Monday, November 7, 2005

Liberty, Justice and Vibrators for All

Found this online, and laughed like crazy. She makes a good point, though. Enjoy.

Liberty, Justice and Vibrators for All

It occurs to me tonight, that most civilians probably have no idea what it feels like to know your sex life is completely under the control of the United States Army. I, unfortunately do. My boyfriend has been overseas for almost a year now. And let me just say, there is a very good reason the Army calls it a 'HARDship tour'. He won't be able to come home for midtour leave until Christmas either. And of course they can't even promise he'll come home then.

So...what's a girl to do, people ask. Aside from buying my batteries at Sam's Club in bulk, and ordering many toys off the internet, I have to rely on my boyfriend to know when I've had all I can take and call me for a very intimate conversation.

However, when going over my last few bank statements, I've come to the conclusion that I'm spending way too much money on sex toys and porn. Now granted, I do have a libido that, if properly harnessed, could provide enough electricity for a small country, but I'm sure all this pent up sexual frustration is a common problem with military wives and girlfriends.

The military makes it known that it is extremely important for the mental stability of soldiers that their women stay faithful while they are deployed...not that most of us wouldn't anyway. They even have special pin ceremonies, performed by the chaplain, wherein the soldier and his girlfriend pledge to remain faithful to each other during their separation.

Therefore, my question to the Army and the policy makers of our government is this...If our celibacy is so damn important to you, could you at the very least consider passing out 'survival kits' to the women left behind when you take our men away for years at a time?


Kits should include:

1 industrial strength vibrator (you guys build and operate powerful equipment...make us some heavy duty Army issued camouflage vibrators)

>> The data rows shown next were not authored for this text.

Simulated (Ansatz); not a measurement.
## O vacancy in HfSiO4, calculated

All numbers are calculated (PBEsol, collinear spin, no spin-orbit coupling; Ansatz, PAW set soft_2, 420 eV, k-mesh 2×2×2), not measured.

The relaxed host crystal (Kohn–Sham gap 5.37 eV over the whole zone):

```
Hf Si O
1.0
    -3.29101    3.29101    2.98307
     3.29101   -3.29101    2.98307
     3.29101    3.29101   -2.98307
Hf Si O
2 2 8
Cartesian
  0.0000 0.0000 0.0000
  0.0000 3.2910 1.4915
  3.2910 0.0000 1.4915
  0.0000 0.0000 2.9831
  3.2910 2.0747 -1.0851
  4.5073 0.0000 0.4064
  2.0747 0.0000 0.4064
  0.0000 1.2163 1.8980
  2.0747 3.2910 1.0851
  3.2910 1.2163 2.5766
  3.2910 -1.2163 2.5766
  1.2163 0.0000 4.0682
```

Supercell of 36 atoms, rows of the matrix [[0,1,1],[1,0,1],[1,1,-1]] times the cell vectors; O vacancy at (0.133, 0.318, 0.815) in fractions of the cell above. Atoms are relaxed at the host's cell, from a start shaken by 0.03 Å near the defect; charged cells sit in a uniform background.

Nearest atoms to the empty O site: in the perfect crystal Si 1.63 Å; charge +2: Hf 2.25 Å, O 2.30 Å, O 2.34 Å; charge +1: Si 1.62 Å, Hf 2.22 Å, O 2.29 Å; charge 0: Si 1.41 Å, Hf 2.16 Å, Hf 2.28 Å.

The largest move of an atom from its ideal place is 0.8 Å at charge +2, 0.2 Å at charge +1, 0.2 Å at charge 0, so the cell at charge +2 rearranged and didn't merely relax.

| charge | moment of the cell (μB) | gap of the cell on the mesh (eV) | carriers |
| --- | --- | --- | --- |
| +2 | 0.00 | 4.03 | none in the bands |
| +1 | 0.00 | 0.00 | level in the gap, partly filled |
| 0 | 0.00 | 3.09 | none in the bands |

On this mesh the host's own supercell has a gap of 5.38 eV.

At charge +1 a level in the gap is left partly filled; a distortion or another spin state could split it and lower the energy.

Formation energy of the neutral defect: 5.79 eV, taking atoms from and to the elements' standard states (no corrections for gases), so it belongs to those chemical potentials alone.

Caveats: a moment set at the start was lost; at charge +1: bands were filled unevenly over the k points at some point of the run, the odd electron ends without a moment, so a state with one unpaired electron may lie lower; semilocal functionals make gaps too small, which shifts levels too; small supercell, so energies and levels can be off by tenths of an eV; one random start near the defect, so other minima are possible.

A card to present to the cashier at the PX (or any discount store) which guarantees us free batteries and lube for the duration of our soldier's deployment

And a stack of patches to sew on the *** of all our pants/skirts/shorts, that reads: "PROPERTY OF (insert soldier's rank and name), PROTECTED BY THE UNITED STATES ARMY". That way every guy who checks out our *** knows it belongs to someone who carries a big gun and isn't afraid to use it. It should also be a finable offense for a guy to persistantly hit on a girl if she is wearing one of these patches. (It never ceases to amaze me just how many low-lifes there are out there who will try to convince girls that they're wasting their lives waiting for a soldier to return home...that the girl would be much happier and more satisfied with THEM. Yeah, right...like that kind of bullshit would work on a girl like me!)

Adding some guaranteed 'alone time' on the phone with our soldier at least once a month would also be a huge bonus for all involved. (And I bet the boost in morale would benefit the mission as well.) There would need to be a small private room in every camp, a closet would even work, (nothing fancy, just a phone, a bottle of lotion, some tissues and a comfy chair). The guys could sign up for time whenever they weren't on missions or training.

I'll leave ya'll with this question...if the government isn't going to subsidize my sex toys, can I at least write them off on my taxes as a contribution to the military?